Does the Iowa Constitution's ban on voting rights and holding public office for anyone convicted of an "infamous crime" apply to drunk driving convictions?
Iowa Secretary of State Matt Schultz says at the time the constitution was written, there were no drunk drivers "only drunk riders, maybe." He, State Auditor Mary Mosiman and Attorney General Tom Miller are the panel to weigh in on a complaint that says Democrat Tony Bisignano's unfit for office.
That was filed by Ned Chiodo, who will be Bisignano's primary opponent in June if Bigisnano's name is allowed to stay on the ballot. Chiodo's attorney Gary Dickey says the constitution's ban on infamous crimes, along with two Iowa Supreme Court rulings that define "infamous crimes" to be offenses that would require jail time are both clear that Bisignano shouldn't be on the ballot.
Former state legislator-and lobbyist-Tom Jochum testified on Bisignano's behalf, saying the complaint was "a political one, not a legal one" and "should be decided by the voters."

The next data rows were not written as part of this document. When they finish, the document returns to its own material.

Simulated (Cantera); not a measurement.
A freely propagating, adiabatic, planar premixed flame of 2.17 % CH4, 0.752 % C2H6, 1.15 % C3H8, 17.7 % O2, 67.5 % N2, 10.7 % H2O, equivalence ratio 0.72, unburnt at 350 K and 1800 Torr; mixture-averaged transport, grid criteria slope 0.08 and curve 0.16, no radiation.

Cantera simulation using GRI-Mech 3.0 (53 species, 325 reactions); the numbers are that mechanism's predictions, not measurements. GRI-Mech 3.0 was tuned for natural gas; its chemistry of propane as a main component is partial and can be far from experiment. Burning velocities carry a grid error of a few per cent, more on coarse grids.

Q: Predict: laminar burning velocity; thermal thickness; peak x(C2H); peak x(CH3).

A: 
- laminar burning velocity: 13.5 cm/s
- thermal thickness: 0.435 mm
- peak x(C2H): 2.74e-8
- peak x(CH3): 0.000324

The panel took nearly two hours of at times very technical testimony from the two sides. Included in that testimony was Jochum's assertion that if Bisignano is kept off the ballot, courts could then rule that "tens of thousands" of Iowas convicted of 2nd offense OWI could have their voting rights taken away.
Panel members agreed to defer their decisions until a Friday morning meeting, giving them time to pore over all the legal issues and statements in the case.
Regardless of their decision, Secretary of State Matt Schultz says he expects a court appeal.